Published 02/01/2016

President Xi Jinping, left, presents a military flag to Wei Fenghe, commander of the Rocket Force of the Chinese People's Liberation Army, and Wang Jiasheng, political commissar of the Rocket Force, in Beijing (Xinhua/AP)
President Xi Jinping, left, presents a military flag to Wei Fenghe, commander of the Rocket Force of the Chinese People's Liberation Army, and Wang Jiasheng, political commissar of the Rocket Force, in Beijing (Xinhua/AP)

China has created three new military bodies in a series of reforms to modernise its military - the world's largest standing force - and improve its fighting capacity.

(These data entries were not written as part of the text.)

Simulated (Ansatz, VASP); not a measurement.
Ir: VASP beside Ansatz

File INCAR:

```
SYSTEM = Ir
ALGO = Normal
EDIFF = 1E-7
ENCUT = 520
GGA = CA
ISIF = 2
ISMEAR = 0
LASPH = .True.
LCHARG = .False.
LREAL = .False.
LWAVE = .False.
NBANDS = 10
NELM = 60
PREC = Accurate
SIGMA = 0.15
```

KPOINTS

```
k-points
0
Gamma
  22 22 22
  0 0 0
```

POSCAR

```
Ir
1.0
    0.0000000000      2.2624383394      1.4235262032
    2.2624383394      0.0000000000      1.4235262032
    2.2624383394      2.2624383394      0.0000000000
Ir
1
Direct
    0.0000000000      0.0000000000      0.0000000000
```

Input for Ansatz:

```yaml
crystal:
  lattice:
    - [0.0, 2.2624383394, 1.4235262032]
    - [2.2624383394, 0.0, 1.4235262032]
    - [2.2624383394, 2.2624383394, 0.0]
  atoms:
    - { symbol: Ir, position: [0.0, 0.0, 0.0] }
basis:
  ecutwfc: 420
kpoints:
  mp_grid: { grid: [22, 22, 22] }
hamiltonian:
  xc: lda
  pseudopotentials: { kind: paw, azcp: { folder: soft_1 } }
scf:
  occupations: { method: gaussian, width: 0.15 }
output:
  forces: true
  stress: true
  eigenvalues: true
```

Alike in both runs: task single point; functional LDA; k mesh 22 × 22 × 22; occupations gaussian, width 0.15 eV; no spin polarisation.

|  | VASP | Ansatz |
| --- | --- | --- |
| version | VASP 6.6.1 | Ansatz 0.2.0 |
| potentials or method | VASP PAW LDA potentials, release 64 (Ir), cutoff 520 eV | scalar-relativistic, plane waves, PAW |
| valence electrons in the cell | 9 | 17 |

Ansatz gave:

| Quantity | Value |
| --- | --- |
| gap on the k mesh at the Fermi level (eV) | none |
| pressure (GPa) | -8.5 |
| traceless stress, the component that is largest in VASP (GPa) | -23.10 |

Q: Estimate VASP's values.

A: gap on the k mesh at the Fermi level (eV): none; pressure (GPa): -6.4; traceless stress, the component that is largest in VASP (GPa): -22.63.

State television showed President Xi Jinping giving military flags to the leaders of the three new units - a general command for the People's Liberation Army, a missile force and a strategic support force.

Mr Xi and PLA officers and soldiers sang the national anthem at the ceremony in Beijing.

The president said the three new units were created as part of a modernisation scheme and "to realise the Chinese dream of a strong military".

He has promulgated the idea of a "Chinese dream" involving "the great renewal of the Chinese nation" and sees a strong military as key to that aim.

The military reform comes as China has become more assertive in pressing its claims to territory in the East China Sea and South China Sea, increasing tensions with its neighbours.

In a bid to show China poses no expansionist threat, Mr Xi announced in September that he would reduce China's 2.3 million-strong army by 300,000 troops, but it will still remain the world's largest.

Described by Mr Xi as a "core force of strategic deterrence", the PLA Rocket Force will replace the Second Artillery Force in controlling China's nuclear arsenal and conventional missiles. The new Strategic Support Force is likely to focus on cyber warfare.

Other reform plans include phasing out old equipment and developing new weapons systems.

The reforms also tighten the party's leadership over the army. It used to be supervised by four headquarters, while now the army's general command is controlled directly by the Central Military Commission, whose chairman is Mr Xi.

The military has been the focus of an anticorruption campaign spearheaded by Xi. The two highest-ranking officers to be accused of taking bribes were vice-chairmen of the Central Military Commission.